Jewish Theological Seminary chancellor Arnold M. Eisen addresses a workshop at the Foundation for Jewish Camp assembly March 12 as participants, from left, YU president Richard M. Joel, HUC-JIR president Rabbi Dr. David Ellenson, and Jim Joseph Foundati
Jewish Theological Seminary chancellor Arnold M. Eisen addresses a workshop at the Foundation for Jewish Camp assembly March 12 as participants, from left, YU president Richard M. Joel, HUC-JIR president Rabbi Dr. David Ellenson, and Jim Joseph Foundati

The booming Jewish camp movement has in recent years become an incubator for emerging Jewish professionals and clergy and young people with a strong connection to their Jewish heritage.

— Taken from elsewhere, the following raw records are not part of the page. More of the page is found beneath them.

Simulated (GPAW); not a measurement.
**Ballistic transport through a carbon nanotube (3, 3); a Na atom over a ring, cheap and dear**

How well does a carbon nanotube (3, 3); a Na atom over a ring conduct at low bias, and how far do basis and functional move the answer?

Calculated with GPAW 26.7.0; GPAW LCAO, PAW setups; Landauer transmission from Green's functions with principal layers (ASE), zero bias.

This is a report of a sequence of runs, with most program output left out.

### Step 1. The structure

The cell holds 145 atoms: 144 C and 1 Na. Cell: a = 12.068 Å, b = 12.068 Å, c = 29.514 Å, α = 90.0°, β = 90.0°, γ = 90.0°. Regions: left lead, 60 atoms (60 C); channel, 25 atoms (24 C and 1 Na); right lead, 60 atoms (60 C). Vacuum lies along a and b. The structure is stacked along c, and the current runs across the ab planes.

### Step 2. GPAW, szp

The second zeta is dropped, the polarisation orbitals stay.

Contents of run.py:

Camp attendance is up 7 percent since 2009 despite a faltering economy, community support is rising, and the idea of building a vibrant Jewish community through camps has gained traction across denominational lines.

Recent studies have shown children who attend Jewish camp are less likely to intermarry and more likely to join and attend synagogues, feel a stronger emotional attachment to Israel, and have a stronger Jewish identity than those who don’t.

That was the good news delivered at Reach Beyond the Bunk, the fourth biennial Leaders Assembly of the Foundation for Jewish Camp, held March 11-13 at the Hyatt Regency in New Brunswick.

Founded by Rob Bildner and Elisa Spungen Bildner of  Montclair in 1998, FJC works with camps to imporve their management and programming, and with communities to increase awareness and promote enrollment in Jewish camps. FJC represents 150 nonprofit Jewish sleepover camps in the United States and Canada. The conference featured workshops, peer-to-peer networking, speeches, and panels.

The aim of the gathering, CEO Jeremy J. Fingerman told NJJN, “is to get people to reach beyond their comfort zones and realize that the role camp plays is instrumental to building a stronger Jewish future. I think this conference is important personally, professionally, and communally.”

He later told the crowd of more than 650 representatives of Jewish camps, community centers, and philanthropies that a majority of today’s young Jewish leaders came out of the camping system.

Dr. Chip Edelsberg, executive director of the Jim Joseph Foundation — which supports Jewish youth education — called the conference “a watershed moment,” with Jewish camp enrollment at a record 71,000-plus children.

He said his foundation had contributed $33 million to the cause and announced that JJF was now giving $7.2 million to fund a specialty camp incubator, to which the Avi Chai Foundation would add another $1.4 million. He challenged conference attendees to raise an additional $1.4 million through their organizations by the close of the event.

Edelsberg said five specialty camps opened last summer focusing on such themes as the environment, sports and social responsibility, and Jewish values. The new money will fund four others — a fifth is planned if funding is secured — all to open in 2014.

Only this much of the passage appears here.